Particularly important in conceiving of and helping to found the organization that King would lead after the victory of the Montgomery Bus Boycott, the Southern Christian Leadership Conference (SCLC), were three capable Northern activists who also had an important influence on King—Stanley Levison, Ella Baker, and Bayard Rustin.
All were part of a loose but significant left-liberal group formed in 1955 known as In Friendship, designed to provide Northern assistance for school desegregation. Levison, a New York attorney, had been active in the Communist Party from the 1930s until the early 1950s—then concluded (while maintaining his socialist orientation) that it no longer was an effective vehicle for social change.
Ella Baker was never a Communist but had attended radical Brookwood Labor College in 1931, and worked in New York City for many years for the NAACP—absorbing and interacting with various left-wing currents. “We won’t be free until we’ve done something to change society,” she once commented, and “the only society that can serve the needs of large masses of poor people is a socialist society.”

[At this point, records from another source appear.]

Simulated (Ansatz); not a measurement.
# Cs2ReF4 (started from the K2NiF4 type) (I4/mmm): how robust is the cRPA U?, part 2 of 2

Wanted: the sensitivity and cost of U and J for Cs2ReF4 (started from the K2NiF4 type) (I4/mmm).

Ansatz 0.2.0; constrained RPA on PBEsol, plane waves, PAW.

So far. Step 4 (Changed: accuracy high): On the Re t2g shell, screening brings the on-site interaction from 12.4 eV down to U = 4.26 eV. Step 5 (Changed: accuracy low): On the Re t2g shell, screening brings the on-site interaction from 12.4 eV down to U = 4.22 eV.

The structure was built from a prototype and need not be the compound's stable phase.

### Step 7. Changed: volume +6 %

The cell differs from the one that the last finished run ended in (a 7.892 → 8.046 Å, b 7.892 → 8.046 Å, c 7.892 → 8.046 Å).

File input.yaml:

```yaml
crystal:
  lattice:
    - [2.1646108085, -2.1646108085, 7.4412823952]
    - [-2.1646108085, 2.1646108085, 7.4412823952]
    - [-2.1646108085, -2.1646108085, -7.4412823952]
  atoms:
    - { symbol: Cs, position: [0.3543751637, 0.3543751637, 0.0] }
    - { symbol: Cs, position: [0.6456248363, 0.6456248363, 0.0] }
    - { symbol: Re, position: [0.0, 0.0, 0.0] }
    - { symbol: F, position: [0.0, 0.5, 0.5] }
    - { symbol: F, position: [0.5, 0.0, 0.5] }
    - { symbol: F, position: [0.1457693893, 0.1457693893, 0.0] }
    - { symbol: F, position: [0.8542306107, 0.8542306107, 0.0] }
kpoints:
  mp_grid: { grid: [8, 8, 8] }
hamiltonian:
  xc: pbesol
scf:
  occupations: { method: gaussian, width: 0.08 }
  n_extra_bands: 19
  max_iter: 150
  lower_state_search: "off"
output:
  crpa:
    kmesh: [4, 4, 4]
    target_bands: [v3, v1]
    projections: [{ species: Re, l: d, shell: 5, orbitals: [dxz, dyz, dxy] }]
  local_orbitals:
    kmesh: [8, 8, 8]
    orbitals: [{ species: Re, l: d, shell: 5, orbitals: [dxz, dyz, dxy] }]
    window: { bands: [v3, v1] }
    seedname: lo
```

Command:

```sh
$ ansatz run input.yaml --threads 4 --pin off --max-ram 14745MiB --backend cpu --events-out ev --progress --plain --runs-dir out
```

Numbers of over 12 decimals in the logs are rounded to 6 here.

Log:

Bayard Rustin had been a shining light in the Young Communist League in the late 1930s, then broke from the Communist Party with sharp political differences in 1941. He then worked closely with A. Philip Randolph in the March on Washington movement of 1941, was attracted to the Gandhian pacifism of FOR, and became a prominent figure in the War Resisters League and CORE. “He was like a superman,” recalled Stokely Carmichael, “hooking socialism up with the black movement, organizing blacks.”
Rustin never abandoned his Marxist orientation and, when he became Executive Director of the A. Philip Randolph Institute in the late 1960s was still citing the Communist Manifesto as essential reading for those wishing to understand contemporary social issues and strategies for social change.* [19]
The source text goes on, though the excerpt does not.